2004-06-12 00:30:41

by Con Kolivas

[permalink] [raw]
Subject: [PATCH] Performance regression in 2.6.7-rc3

-----BEGIN PGP SIGNED MESSAGE-----
Hash: SHA1

Hi all

The OSDL robot monkeys revealed a massive reproducible regression in the
dbt3-pgsql benchmark which could be related to MBligh's measure regression.

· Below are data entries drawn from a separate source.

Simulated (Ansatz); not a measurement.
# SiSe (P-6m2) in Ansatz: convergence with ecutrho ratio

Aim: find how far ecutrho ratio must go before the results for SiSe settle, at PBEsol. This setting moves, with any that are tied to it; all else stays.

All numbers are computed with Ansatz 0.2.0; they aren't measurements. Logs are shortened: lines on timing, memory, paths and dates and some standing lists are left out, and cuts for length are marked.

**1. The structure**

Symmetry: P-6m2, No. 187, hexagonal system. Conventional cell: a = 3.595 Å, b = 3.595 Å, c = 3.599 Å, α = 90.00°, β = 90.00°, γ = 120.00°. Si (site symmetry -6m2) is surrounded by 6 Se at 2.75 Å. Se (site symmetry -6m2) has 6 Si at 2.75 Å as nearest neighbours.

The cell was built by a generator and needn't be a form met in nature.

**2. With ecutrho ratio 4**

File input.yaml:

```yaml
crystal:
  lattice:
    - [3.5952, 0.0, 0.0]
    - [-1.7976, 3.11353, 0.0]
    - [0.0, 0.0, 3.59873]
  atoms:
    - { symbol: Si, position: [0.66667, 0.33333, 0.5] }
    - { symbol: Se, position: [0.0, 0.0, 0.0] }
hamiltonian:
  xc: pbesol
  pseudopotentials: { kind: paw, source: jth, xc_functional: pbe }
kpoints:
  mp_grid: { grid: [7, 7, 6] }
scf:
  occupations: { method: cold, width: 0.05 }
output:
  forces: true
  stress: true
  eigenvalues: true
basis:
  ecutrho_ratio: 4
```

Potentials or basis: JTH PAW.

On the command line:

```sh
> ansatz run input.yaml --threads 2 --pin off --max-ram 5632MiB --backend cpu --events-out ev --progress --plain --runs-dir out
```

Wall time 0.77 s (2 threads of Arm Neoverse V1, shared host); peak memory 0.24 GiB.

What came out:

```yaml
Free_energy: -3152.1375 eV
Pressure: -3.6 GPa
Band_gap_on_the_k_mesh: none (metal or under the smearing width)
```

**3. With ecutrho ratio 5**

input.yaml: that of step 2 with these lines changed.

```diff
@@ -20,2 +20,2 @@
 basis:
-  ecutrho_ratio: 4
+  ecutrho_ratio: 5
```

2.6.7-rc2: http://khack.osdl.org/stp/293625/
Composite Query Processing Power Throughput Numerical Quantity
199.38 152.52 260.63

vs

2.6.7-rc3: http://khack.osdl.org/stp/293704/
Composite Query Processing Power Throughput Numerical Quantity
152.13 146.36 158.12


with a little bit of detective work and help from Wli we tracked down that
this patch caused it:
[PATCH] sched: improve wakeup-affinity
A massive increase in idle time was observed and the throughput dropped by 40%
Reversing this patch gave these results:

backsched1: http://khack.osdl.org/stp/293865/
Composite Query Processing Power Throughput Numerical Quantity
193.93 145.95 257.67


It may be best to reverse this patch until the regression is better
understood.
Here is a patch reversing it:

Con
-----BEGIN PGP SIGNATURE-----
Version: GnuPG v1.2.4 (GNU/Linux)

iD8DBQFAyk4SZUg7+tp6mRURAk5RAKCKIxzmRS3u+gs8W5gVyGgvL6glUgCeNggF
8mBUT4HtP4g5d/MViraZ9ds=
=vj+s
-----END PGP SIGNATURE-----


Attachments:
(No filename) (1.15 kB)
backsched1.patch (824.00 B)
Download all attachments

2004-06-12 07:58:33

by Nick Piggin

[permalink] [raw]
Subject: Re: [PATCH] Performance regression in 2.6.7-rc3



Con Kolivas wrote:

>-----BEGIN PGP SIGNED MESSAGE-----
>Hash: SHA1
>
>Hi all
>
>The OSDL robot monkeys revealed a massive reproducible regression in the
>dbt3-pgsql benchmark which could be related to MBligh's measure regression.
>
>

OK thanks, I'm looking into it.

2004-06-15 04:55:17

by Ingo Molnar

[permalink] [raw]
Subject: Re: [PATCH] Performance regression in 2.6.7-rc3


* Con Kolivas <[email protected]> wrote:

> with a little bit of detective work and help from Wli we tracked down that
> this patch caused it:
> [PATCH] sched: improve wakeup-affinity

> A massive increase in idle time was observed and the throughput
> dropped by 40% Reversing this patch gave these results:

> backsched1: http://khack.osdl.org/stp/293865/
> Composite Query Processing Power Throughput Numerical Quantity
> 193.93 145.95 257.67
>
> It may be best to reverse this patch until the regression is better
> understood.

agreed. It is weird because Nick said that pgsql was tested with the
patch - and we applied the patch based on those good results. Nick?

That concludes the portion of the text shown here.